On Jul 15, 2004, at 7:42 PM, Matt Hurd wrote:

> I'm not sure I see the case for deferring anything a stack based
> scoped lock with a:
> void folly ()
> {
> {
> scoped_lock l(m);
> do_stuff();
> }
>
> {
> scoped_lock l(m);
> do_more_stuff();
> }
> }
> is still preferable to me than allowing explicit locking of a lock.

I have a couple of places where I need a "deferred" lock: Namely I
have 2 generic templated lock classes that take other locks as template
parameters, and store references to those locks:

template <class Lock1, class Lock2> class transfer_lock;
template <class Lock1, class Lock2> class lock_both;

The constructor for transfer_lock takes two locks, referencing the same
mutex, the first of which must be unlocked, and the second locked. The
constructor for lock_both takes two locks, referencing different
mutexes, both of which must be unlocked.

Example use:

mutex m;
scoped_lock lock1(m1, deferred); // or whatever syntax for not locking
scoped_lock lock2(m2, deferred);
lock_both<scoped_lock, scoped_lock> lock(lock1, lock2);
// m1 and m2 atomically locked here, without fear of deadlock

Without the ability to construct but defer locking of lock1 and lock2,
the construction of lock_both becomes inefficient and awkward.

> I worry about paying for the overhead, perhaps in space for a scoped
> time lock that records it timing versus a blocking lock that needs no
> such information, but I'm not sure that it is a big deal as the
> difference is negligible and these will typically be stack based.
> Implementation will reveal all I guess.

There is no overhead in the lock types, at least with the current boost
design. All locks I've coded contain a reference to the mutex, and a
bool indicating locked status (even the read_lock, write_lock and
upgradable_read_lock). But there is overhead in the mutex types, and
it can vary significantly among the different types: (basic, try,
timed, recursive, read/write). Sometimes the overhead is on the stack,
sometimes not (depends on the OS and on the mutex implementation).

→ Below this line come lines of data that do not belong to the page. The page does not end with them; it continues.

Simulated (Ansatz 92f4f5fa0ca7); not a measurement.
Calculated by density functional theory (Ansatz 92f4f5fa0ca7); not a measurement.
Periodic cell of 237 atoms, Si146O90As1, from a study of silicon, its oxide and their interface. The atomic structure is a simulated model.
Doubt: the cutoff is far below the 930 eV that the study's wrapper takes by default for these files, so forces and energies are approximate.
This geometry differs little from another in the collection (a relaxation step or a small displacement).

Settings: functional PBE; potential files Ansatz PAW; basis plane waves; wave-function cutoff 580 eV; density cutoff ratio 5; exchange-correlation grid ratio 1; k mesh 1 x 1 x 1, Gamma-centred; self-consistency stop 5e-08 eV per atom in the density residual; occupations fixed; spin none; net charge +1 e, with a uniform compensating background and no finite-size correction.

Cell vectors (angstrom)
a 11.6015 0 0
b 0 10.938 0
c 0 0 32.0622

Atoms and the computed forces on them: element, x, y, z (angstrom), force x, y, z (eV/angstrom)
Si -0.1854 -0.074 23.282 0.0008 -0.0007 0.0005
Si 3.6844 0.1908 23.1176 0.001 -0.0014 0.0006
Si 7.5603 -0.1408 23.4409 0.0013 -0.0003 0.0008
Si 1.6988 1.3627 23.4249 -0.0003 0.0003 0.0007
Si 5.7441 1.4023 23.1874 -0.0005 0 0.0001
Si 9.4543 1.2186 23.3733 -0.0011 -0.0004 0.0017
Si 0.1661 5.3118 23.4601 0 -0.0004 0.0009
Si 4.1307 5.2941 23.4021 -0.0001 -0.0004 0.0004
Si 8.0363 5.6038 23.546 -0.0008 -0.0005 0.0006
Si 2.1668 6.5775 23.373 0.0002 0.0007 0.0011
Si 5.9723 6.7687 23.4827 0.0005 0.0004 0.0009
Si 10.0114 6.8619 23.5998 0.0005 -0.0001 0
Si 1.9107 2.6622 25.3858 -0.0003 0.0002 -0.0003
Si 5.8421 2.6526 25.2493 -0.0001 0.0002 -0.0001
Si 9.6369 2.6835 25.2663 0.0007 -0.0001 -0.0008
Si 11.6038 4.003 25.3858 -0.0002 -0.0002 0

Here is a sample survey of sizeof() on one of my platforms I need to
support:

sizeof(mutex) = 44
sizeof(try_mutex) = 44
sizeof(timed_mutex) = 76
sizeof(recursive_mutex) = 44
sizeof(recursive_try_mutex) = 44
sizeof(recursive_timed_mutex) = 80
sizeof(rw_mutex) = 108

On another platform it looks like:

sizeof(mutex) = 44
sizeof(try_mutex) = 44
sizeof(timed_mutex) = 76
sizeof(recursive_mutex) = 80
sizeof(recursive_try_mutex) = 80
sizeof(recursive_timed_mutex) = 80
sizeof(rw_mutex) = 108

On a third platform I support there are differences between mutex and
try_mutex, but the difference is not well illustrated by sizeof()
because the "mutex type" is just a 4 byte handle in some cases (but not
others).

sizeof(mutex) = 24
sizeof(try_mutex) = 4
sizeof(timed_mutex) = 4
sizeof(recursive_mutex) = 24
sizeof(recursive_try_mutex) = 4
sizeof(recursive_timed_mutex) = 4
sizeof(rw_mutex) = not implemented

And of course all of this is subject to change. But if I'm forced to
include all capability into one mutex type, then there is definitely
going to be a price paid on some platforms by those who only want a
mutex (which is also by far the most often needed type).